PLN signs agreements for 30 renewables projects

25 May 2017, Week 20, Issue 559

Indonesia’s state power monopoly PLN has signed provisional agreements for more than 30 small renewable energy projects on Sumatra Island.

The 37 agreements are for a mix of micro hydropower plants (HPPs), biomass, biogas and solar with a total generating capacity of 283 MW, according to Jakarta news agency Rambu Energy. 

The biggest cohort of these will be HPPs, with 150 MW of capacity in total, while the smallest will be solar photovoltaics (PV) with a mere 7 MW, PLN’s Sumatra director Amir Rosidin stated. However, they are not likely to be developed for another 18 months, although Amir did not provide reasons for the long time lag.

The report did not identify the companies with whom PLN had signed MoUs.

Sumatra, the biggest island in the sprawling archipelago country, already has Indonesia’s biggest renewables footprint, with a capacity of 1,506 MW. The Indonesian government has set a target of renewable energy facilities contributing 23% of the national generating capacity by 2025, compared with about 6% now.

Separately, PLN announced on May 23 that it was opening a separate pre-qualification process for bids to develop solar projects also in Sumatra totalling 167.5 MW. The bids would be for a package of six separate plants with capacities ranging from 16 MW to 38 MW, according to a PLN statement.

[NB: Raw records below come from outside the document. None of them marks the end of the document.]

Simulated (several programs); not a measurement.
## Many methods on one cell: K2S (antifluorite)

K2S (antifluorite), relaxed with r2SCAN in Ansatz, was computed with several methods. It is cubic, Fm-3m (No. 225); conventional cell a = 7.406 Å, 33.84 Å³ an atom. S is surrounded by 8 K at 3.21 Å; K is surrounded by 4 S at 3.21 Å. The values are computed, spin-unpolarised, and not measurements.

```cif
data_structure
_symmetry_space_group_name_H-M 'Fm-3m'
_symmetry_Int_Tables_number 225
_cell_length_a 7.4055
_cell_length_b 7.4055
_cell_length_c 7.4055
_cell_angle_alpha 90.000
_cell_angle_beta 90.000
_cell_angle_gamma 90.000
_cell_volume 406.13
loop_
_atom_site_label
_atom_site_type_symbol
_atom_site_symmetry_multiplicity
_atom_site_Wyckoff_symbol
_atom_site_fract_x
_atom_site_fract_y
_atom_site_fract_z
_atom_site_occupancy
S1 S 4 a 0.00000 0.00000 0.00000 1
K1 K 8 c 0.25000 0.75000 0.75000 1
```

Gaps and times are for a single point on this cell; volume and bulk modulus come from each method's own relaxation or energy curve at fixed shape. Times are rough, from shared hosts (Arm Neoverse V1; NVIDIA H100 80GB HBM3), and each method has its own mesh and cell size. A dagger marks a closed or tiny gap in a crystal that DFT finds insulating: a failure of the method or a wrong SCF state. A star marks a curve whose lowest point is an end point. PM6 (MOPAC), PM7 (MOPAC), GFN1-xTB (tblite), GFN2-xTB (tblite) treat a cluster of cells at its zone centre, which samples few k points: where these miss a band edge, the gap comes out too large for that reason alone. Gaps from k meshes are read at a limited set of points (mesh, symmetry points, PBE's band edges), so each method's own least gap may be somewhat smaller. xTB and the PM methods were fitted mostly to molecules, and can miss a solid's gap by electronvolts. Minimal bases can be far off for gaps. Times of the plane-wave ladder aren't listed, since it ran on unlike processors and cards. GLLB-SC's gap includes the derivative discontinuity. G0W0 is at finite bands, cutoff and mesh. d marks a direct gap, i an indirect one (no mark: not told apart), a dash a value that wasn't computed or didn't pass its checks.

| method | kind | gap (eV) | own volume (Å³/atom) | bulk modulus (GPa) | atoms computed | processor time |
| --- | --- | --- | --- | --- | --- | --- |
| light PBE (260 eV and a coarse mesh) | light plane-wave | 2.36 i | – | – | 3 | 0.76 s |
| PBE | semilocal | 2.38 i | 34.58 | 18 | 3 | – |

Jakarta’s Ministry of Energy in April renewed proposals to build an undersea power cable between Sumatra and Java Island to enable surplus electricity to be transmitted from Java. It said Sumatra was expected to experience power shortages without action to improve supply. 

This week, the Ministry of Energy and Mineral Resources (ESDM) also announced that it intended to offer 12 new geothermal licences during 2017. Five areas, with a total of 330 MW of resources, will be issued through a tender process, while seven will be given directly to state-backed firms such as PLN, Pertamina and Geo Dipa. The auction process is expected to begin in June. 

Meanwhile, Indonesia’s power companies continue to reach out to international developers and investors. PLN is undertaking a feasibility study in conjunction with Masdar of the United Arab Emirates for possible new solar power projects in Java, the Indonesian news service Katadata said. In March, a government-to-government agreement between Indonesia and France also established the French Renewable Energy Group (FREG) in Jakarta to “identify and develop renewable energy projects” in Indonesia.